As it turns out, she wasn't. Last week, Kirby joined the Irish Repertory Theatre's hit production of the show, which opened in January with Geraldine Hughes in the title role. Now, Kirby can dig deeper into the dense and lyrical play, which cross-cuts between three monologues as Molly, her husband, and her doctor tell the story of her operation and its aftermath.
Kirby's especially excited to revisit Molly's journey, to refine the small shifts in emotion and thought that push her toward a volatile conclusion. "I love where she ends up," the actress says. "She really goes up and down, and it's so interesting to play."
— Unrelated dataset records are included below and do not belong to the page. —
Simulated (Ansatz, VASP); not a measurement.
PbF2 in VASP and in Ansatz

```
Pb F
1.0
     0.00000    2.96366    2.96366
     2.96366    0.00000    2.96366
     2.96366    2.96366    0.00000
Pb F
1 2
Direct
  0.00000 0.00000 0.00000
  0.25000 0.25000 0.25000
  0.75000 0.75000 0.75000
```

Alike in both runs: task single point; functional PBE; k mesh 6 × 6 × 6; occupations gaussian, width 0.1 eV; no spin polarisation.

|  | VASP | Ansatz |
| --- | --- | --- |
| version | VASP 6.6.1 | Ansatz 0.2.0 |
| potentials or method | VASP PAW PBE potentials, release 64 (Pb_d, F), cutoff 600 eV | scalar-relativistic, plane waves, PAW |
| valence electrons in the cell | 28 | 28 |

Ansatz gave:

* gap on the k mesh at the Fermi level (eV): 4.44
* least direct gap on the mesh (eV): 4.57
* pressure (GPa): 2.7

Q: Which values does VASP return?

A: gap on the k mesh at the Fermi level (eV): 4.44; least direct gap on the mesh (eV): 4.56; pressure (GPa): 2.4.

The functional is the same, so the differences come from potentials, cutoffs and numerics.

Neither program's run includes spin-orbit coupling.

But while she's learning new things, Kirby brings expertise to the production. The play is challenging because even though all three characters are constantly on stage, they never interact with each other. Instead, as one actor delivers a monologue, the other two sit in their private worlds, in full view of the audience. They can't quite respond to someone else's speeches, but they can't just go limp. Kirby has mastered a technique for filling that downtime with energy.
"Even though I'm not talking, I'm definitely still performing," she says. "I'm allowing what they're saying about her to affect me. To let what they're doing affect me in some small way, without pulling focus, helps me build myself up for whatever comes next."
It's important, too, for Molly to stay blind, even when she's not speaking: "I can be seen all the time, so I have to keep the blindess going," Kirby says. "That helps to stay in character, because if there's a moment where you're not concentrating, you can end up looking at something, which is really obvious to the audience. You don't want that connection to the audience to go away."